But handing that much money to teenagers is also risky. Grown professional athletes have blown through millions of dollars in the past, and while the stories of “going broke” are more infrequent today, there’s still a risk.

In steps NIL financial advisors, whose sole focus is making money earned from college stretch further than the one to five years an athlete is in school. They advise clients on the benefits of saving, investing, budgeting, taxes, and saying “no.”

In the past 10 years, there has been a massive shift in player compensation. Former and current players across different sports have successfully challenged and sued for greater equity in college sports revenue, including increases in stipends (2015), the right to profit from their NIL (2021), and the right to receive direct compensation from their university (2025).

According to Opendorse, a company that facilitates NIL endorsements for athletes, it’s estimated that college football players alone earned $1 billion from NIL payments in 2024. The company estimates that total will nearly double ($1.9 billion) by the end of 2025 after the introduction of revenue sharing on July 1.

Didier Occident is a wealth management advisor at Milwaukee-based financial services firm Northwestern Mutual. He also runs a financial literacy program, Secure the Bag. It is for college and professional athletes.

Secure the Bag is a 60-minute presentation in which Occident discusses budgeting, personal credit, taxes, and other money matters. It puts the audience through an interactive budgeting game that requires them to make financial decisions based on real-world examples from the four years of NIL’s existence.

For example, there’s an athlete Occident represented who made an expensive, beyond-his-means purchase that got him down to almost no money — $75 to be exact. To get the player’s money back, he posted the item on Instagram for sale.

“There’s always that ‘Keeping up with the Joneses’ feeling, but now these guys gotta keep up with IG,” he said.

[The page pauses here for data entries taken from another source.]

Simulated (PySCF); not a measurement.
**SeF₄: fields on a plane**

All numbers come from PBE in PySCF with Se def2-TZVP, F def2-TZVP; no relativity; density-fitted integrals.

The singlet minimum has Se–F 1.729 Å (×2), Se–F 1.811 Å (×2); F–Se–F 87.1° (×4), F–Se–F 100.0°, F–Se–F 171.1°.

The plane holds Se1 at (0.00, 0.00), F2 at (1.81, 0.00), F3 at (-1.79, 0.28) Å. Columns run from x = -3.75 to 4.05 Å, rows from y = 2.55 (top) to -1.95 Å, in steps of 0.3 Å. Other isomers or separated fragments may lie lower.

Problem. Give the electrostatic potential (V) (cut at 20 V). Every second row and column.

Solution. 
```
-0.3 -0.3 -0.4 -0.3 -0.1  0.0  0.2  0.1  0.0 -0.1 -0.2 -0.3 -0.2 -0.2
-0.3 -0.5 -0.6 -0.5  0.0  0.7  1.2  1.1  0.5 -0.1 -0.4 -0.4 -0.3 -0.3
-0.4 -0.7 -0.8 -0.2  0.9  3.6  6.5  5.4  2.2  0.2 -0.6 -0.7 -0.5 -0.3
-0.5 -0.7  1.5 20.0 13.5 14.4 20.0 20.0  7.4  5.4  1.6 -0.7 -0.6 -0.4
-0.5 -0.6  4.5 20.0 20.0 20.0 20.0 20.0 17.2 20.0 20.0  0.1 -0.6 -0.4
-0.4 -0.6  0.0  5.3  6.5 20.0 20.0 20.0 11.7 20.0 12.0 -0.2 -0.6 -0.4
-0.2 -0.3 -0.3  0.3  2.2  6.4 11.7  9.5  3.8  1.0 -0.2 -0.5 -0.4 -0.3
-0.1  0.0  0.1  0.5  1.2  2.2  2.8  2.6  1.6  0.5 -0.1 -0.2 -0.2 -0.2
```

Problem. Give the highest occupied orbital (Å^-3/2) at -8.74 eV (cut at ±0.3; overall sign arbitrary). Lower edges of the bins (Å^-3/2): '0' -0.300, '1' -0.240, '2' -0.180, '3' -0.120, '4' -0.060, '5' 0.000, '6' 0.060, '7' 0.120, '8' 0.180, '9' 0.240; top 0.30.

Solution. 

Occident began working with college athletes around 2018 when conferences began increasing some player stipends by about $2,000. He stressed to athletes at the time to view the stipend as a salary so that they know how to manage any kind of money.

“If you can’t manage $1,000,” Occident would tell the players, “you can’t manage $1 million.”

He’s presented at TCU, Florida State, Michigan, Oregon, Alabama, Tennessee, Oregon State and a few other football programs. He’s also presented with eight NFL teams, including the Los Angeles Chargers and San Francisco 49ers. 

When Occident first talks with teams or meets with prospective clients, he asks them, “What do you want to achieve with your money?” The more specific the goal — to travel the world or one day open a food truck — the more faith Occident has in his ability to show them the steps to reaching it.

“Because they have something that is in their mind that is going to keep them walking that straight line,” Occident said.

There’s a widely held assumption that rich people will eventually lose all their money. Whenever the lottery gets to a certain amount, it’s been said that 70% of lottery winners eventually declare bankruptcy, even though that likely isn’t true. Much of the interest in the various gambling scandals plaguing the sports world stems from interest in rich athletes risking millions on sports betting.

But these are adults we’re talking about. What happens when a bunch of teenagers are handed millions of dollars? It’s easy to assume they’ll blow their riches just as quickly.

Pat Brown of Financial Literacy for Student Athletes
Pat Brown is the founder of “Financial Literacy for Student Athletes.”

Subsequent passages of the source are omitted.